What Is a Star?

The closest star to the Sun, Proxima Centauri is marked with a red circle, close to the bright stars Alpha Centauri A and B. Courtesy Skatebiker/Wikimedia Commons.

The stars surround us in space, visible from Earth at night scattered throughout the galaxy. Anyone can step out on a clear, dark night, and see them. They are the basis of the science of astronomy, which is the study of stars (and their galaxies). Stars play prominent roles in science fiction movies and TV shows and video games as backdrops for adventure tales. What are these twinkling points of light that seem to be arranged in patterns across the night sky?   

Stars in the Galaxy

There are thousands of them in your field of view (more if you're in a really dark sky viewing area), and millions beyond our view. All stars are very, very far away, except for the Sun. The rest are outside of our solar system. The closest one to us is called Proxima Centauri, and it lies 4.2 light-years away. 

As you gaze for awhile, you notice that some stars are brighter than others. Many also seem to have a faint color. Some look blue, others white, and still others faint yellow or reddish hues. There are many different types of stars in the universe. 

The Sun is a Star

We bask in the light of a star — the Sun. It's different from the planets, which are very small in comparison to the Sun, and are usually made of rock (such as Earth and Mars) or cool gases (such as Jupiter and Saturn). By understanding how the Sun works, we can gain a deeper insight into how all stars work. Conversely, if we study many other stars throughout their lives, it's possible to figure out the future of our own star, too. 

How Stars Work

Like all other stars in the universe, the Sun is a huge, bright sphere of hot, glowing gas held together by its own gravity. It lives in the Milky Way Galaxy, along with approximately 400 billion other stars. They all work by the same basic principle:  they fuse atoms in their cores to make heat and light.  It's how a star works.

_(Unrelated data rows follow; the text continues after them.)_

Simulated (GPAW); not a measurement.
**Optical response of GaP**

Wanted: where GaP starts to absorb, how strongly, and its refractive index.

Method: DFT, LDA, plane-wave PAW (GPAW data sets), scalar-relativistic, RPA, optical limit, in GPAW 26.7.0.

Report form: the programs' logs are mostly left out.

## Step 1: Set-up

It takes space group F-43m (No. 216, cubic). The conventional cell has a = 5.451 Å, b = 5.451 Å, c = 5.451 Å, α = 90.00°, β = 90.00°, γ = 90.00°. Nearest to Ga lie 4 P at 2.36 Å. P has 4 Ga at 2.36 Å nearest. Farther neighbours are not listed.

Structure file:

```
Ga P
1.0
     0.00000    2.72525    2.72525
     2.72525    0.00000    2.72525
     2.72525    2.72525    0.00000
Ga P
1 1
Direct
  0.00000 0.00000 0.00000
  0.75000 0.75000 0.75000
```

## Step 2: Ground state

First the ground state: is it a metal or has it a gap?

For the Sun, this means that atoms of hydrogen are slammed together under high heat and pressure and the result is a helium atom. The act of smashing them together releases heat and light. This process is called "stellar nucleosynthesis", and is the source of all the elements in the universe heavier than hydrogen and helium. That means that everything you see—and even you, yourself—is made of atoms of material made inside a star. 

How does a star do this "stellar nucleosynthesis" and not blow itself apart in the process?  The answer: hydrostatic equilibrium.  That means gravity of the star's mass (which pulls the gases inward) is balanced by the outward pressure of the heat and light—the radiation pressure—created by the nuclear fusion taking place in the core.

This fusion is a natural process and takes a tremendous amount of energy to initiate enough fusion reactions to balance the force of gravity in a star. A star's core needs to reach temperatures in excess of about 10 million Kelvin to start fusing hydrogen. Our Sun, for instance, has a core temperature around 15 million Kelvin.

A star that consumes hydrogen to form helium is called a "main-sequence" star. When it uses up all its hydrogen, the core contracts because the outward radiation pressure is no longer enough to balance the gravitational force. The core temperature rises (because it's being compressed) and helium atoms begin to fuse into carbon. The star becomes a red giant. 

How Stars Die

The next phase in the star's evolution depends on its mass. A low-mass star, like our Sun, has a different fate from stars with higher masses. It will blow off its outer layers, creating a planetary nebula with a white dwarf in the middle. Astronomers have studied many other stars that have undergone this process, which gives them greater insight into how the Sun will end its life a few billion years from now.

High-mass stars, however, are different from the Sun. They will explode as supernovae, blasting their elements to space. The best example of a supernova is the Crab Nebula, in Taurus. The core of the original star is left behind as the rest of its material is blasted to space. Eventually, the core could compress to become a neutron star or a black hole.

Stars Connect Us with the Cosmos

Stars are found in billions of galaxies across the universe. They are an important part of the evolution of the cosmos. That's because all those elements they form in their cores get returned to the cosmos when stars die. And, those elements ultimately combine to form new stars, planets, and even life! That's why astronomers often say that we are made of "star stuff".